Hi, Thanks for re-posting here
Some comments on your Approach:
- you said get this list from Google. Is that Google Scholar? I think you could get this via the Crossref API
- Is the affiliation here for an article, or for the journal? For articles that we can get full text for, we can scrape metadata for affiliations. For some non-OA articles, perhaps this info may be in the metadata provided
To get journals that do ecology, you could try rcrossref
, e.g.,
library("rcrossref")
out <- cr_journals(query = "ecology")
out$meta
total_results search_terms start_index items_per_page
1 143 ecology 0 20
For author affiliation, using the PLOS API you can dig into that data easily. Here’s a blog post I did with an example: http://recology.info/2014/12/rplos-pubs-country/
With respect to fulltext
, we are building a single function interface to searching for article metadata, see fulltext::ft_search()
, which so far includes Crossref, anything available in rentrez
, BMC, PLOS, and arXiv. More will be added.
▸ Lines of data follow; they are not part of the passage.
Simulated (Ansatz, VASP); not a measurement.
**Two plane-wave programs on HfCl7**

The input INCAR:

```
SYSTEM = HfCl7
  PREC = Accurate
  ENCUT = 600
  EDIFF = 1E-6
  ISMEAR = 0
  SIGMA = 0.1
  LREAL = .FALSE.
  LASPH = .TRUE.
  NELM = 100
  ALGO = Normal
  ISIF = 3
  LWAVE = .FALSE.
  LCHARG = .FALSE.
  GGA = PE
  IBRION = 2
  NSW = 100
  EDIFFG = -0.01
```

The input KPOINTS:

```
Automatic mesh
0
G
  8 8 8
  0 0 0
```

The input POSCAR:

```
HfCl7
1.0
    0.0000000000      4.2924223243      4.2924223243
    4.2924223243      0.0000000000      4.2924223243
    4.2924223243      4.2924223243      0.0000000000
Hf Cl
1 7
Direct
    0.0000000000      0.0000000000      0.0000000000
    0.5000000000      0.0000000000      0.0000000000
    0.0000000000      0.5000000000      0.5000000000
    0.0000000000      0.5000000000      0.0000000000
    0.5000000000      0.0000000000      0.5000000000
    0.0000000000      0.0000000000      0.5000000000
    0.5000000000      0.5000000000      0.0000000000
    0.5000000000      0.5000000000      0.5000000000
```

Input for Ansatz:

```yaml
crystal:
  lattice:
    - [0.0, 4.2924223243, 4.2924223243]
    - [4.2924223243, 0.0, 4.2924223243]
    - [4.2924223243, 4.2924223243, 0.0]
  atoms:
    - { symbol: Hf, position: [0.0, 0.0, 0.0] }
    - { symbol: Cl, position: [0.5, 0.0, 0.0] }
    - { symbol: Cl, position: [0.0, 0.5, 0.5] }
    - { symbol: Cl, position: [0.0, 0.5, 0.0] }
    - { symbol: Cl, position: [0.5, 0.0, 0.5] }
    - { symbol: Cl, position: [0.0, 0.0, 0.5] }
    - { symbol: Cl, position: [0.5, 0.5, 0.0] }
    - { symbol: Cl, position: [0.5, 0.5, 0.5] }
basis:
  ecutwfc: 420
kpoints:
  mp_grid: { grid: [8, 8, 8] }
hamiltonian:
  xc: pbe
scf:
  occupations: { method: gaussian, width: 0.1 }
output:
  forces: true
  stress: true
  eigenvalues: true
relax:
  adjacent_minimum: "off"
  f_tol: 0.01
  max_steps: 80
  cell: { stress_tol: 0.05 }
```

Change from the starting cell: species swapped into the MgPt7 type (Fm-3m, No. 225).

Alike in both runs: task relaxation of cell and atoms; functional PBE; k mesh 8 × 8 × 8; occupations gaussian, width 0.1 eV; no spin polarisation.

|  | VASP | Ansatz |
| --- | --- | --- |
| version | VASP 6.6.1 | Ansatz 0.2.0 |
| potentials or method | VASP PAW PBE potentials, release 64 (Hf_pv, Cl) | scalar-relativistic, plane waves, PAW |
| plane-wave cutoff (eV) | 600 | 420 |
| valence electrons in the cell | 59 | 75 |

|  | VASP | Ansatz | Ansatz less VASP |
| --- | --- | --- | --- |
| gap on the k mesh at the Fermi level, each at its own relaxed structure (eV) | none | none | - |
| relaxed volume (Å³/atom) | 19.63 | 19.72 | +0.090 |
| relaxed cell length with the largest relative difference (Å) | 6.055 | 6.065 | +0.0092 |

For getting actual full text where available, see ft_get()
, with wrappers so far for access to plos, bmc, rentrez, elife, with more in the works. Where only PDFs are available, see ft_extract()
. We still have more work to do for the PDF workflow, since thats obviously a bit more complicated than if XML is provided. But if you get a chance to try these functions, we’d love the feedback!